You will not forfeit any of your attainments in the acquisition of knowledge, but retain them all, and add to your investment with paradoxical rapidity. You must remember he is not speaking of your acquired knowledge, but the spiritual gift denominated knowledge, and here under discussion with the other eight. This gift means insight into God’s revealed Word to enable you to understand the Bible. This will be done away, and for the good reason that we will not take our Bibles to Heaven. We will not need material eyes there and we will have no Bible to read, hence we will not need that gift whose immediate province is to reveal to us the truth as given in our Bibles. Instead of studying Paul’s epistles, we will have Paul himself, and not need his letters, which he wrote to lead us to Heaven.
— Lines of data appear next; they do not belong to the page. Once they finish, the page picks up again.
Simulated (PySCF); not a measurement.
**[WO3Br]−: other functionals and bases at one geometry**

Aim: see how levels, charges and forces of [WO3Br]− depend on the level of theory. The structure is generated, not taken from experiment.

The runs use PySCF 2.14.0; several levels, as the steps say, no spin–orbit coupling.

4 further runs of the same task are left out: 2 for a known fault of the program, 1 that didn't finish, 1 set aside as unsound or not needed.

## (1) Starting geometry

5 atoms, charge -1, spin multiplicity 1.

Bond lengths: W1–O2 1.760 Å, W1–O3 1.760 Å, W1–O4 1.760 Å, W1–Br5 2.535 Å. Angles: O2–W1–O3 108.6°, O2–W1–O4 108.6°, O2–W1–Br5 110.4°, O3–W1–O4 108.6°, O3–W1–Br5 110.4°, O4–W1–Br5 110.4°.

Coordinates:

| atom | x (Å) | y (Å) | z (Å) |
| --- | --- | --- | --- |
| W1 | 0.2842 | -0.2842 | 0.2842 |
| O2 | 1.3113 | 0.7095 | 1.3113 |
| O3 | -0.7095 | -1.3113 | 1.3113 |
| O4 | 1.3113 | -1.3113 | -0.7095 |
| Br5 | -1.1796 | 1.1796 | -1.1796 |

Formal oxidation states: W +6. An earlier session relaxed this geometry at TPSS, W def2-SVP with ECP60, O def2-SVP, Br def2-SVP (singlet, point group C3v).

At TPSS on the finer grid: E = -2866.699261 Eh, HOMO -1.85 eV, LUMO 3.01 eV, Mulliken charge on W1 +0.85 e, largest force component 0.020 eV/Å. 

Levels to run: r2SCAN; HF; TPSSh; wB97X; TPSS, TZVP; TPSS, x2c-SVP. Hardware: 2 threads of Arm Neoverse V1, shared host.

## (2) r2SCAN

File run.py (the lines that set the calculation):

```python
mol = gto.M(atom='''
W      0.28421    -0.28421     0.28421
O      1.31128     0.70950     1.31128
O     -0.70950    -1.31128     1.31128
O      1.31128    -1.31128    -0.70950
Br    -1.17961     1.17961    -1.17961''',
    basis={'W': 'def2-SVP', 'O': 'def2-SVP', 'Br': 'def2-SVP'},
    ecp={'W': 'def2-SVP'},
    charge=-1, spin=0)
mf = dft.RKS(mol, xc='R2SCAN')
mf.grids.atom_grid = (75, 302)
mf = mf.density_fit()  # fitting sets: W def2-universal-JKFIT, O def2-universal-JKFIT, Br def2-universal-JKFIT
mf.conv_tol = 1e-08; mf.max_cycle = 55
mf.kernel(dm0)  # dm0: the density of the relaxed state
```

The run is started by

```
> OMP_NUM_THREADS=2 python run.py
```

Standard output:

Now that we are there we no longer need the way-bill. Doubtless we will learn more in a single hour after we get to Heaven than we have ever known before in all our lives. When we pass out of the body memory will be so quickened that all the blessed truth we have forgotten will come back vivid and bright, to abide forever. What a glory to hear Paul preach after he has spent nineteen hundred years in the universities of Heaven! How glorified Paul will eclipse sanctified Paul! What a wonderful teacher Father Adam will be! How I will be delighted to hear him describe Eden before the Fall and tell how long he lived in it! How wonderfully can Enoch tell us about the antediluvian world, and Noah about the Flood! Daniel about the lions’ den, and the Hebrew children about the fiery furnace! How I will delight to hear Gabriel tell about my Lord’s first advent, and Michael about the second! How unutterably delectable to wing my flight escorted by radiant angels through trackless ether to some grand celestial world contemplated through the telescope when a boy!
Verse 9
9. “ We now know in part.” All of our knowledge here is fragmentary, but gleams of light amid worlds of darkness; the brightest light attainable here but as a dim star, contrasted with the meridian sun in his noonday glory, when compared to the unutterable effulgence of Heavenly day. “We prophesy Our efforts to understand the mysteries of godliness revealed in the Bible are only calculated to flood us with the humiliating realization of our ignorance. Sir Isaac Newton, the greatest philosopher of modern times, said he felt like a little boy on the shore of time, picking up a pebble or a shell here and there, while the mighty deep rolled before him unexplored. Socrates, the greatest philosopher of the ancient world, said: “This much do I know, I know nothing. “
PERFECTION OF GLORY
Verse 10
10. “ When that which is perfect may come, then that which is in part shall be done away.” Many sanctified preachers proclaim this as Christian perfection, which is a mistake and calculated to do harm by putting the standard so high that none can reach it, and thus discouraging the honest aspirants after that reflection without which no one shall see the Lord. Divine perfection belongs to God only, and is absolute. The perfection belongs to the glorified state, including the unfallen angels, and glorified humanity. The soul is glorified by the Holy Ghost simultaneously with its evacuation of the body. the mind being glorified at the same time. The body has two ways to enter the glorified state:
(a) Translation like Enoch and Elijah, and all of the saints on the earth at the Rapture, and doubtless many in the Millennial ages; and
(b) the resurrection.
In Philippians 3:12 Paul is speaking of the glorified perfection which he had not yet attained, and in Philippians 3:15 the Christian perfection, which he that time enjoyed. As you see, he claims the latter, but disclaims the former. When our Savior was interviewed in reference to the woman who had survived her seventh husband, whose wife she should be in the resurrection, he answered “They will be as the angels of God,” Greek, isio aggeloi. Isoi means “like” and it means “equal,” involving the conclusion that we will be like the angels and equal to them in the glorified state. Hence, while sanctification confers on us Christian perfection, glorification imparts angelic perfection. Justification takes away our guilt. sanctification our depravity, and glorification our infirmities. Critics are hard on sanctification, because they sometimes see their infirmities, which carnal people think sanctification takes away. In this they are mistaken. Glorification must do this work. These infirmities are not sin, but the effects of sin, through the collateral influence of the mind and body. Consequently we are in constant liability to do wrong aiming to do right, thus committing sins of ignorance, which do not bring condemnation, though they need the atonement, which reaches them in its normal efficacy like infants; God, in His great mercy, frequently not revealing them to us at the time lest they make us blue, and somewhat disqualify us to do the work He has given us. It is very afflictive to the cause of Christian holiness to include all of these Scriptures on the perfection of glory in sanctification.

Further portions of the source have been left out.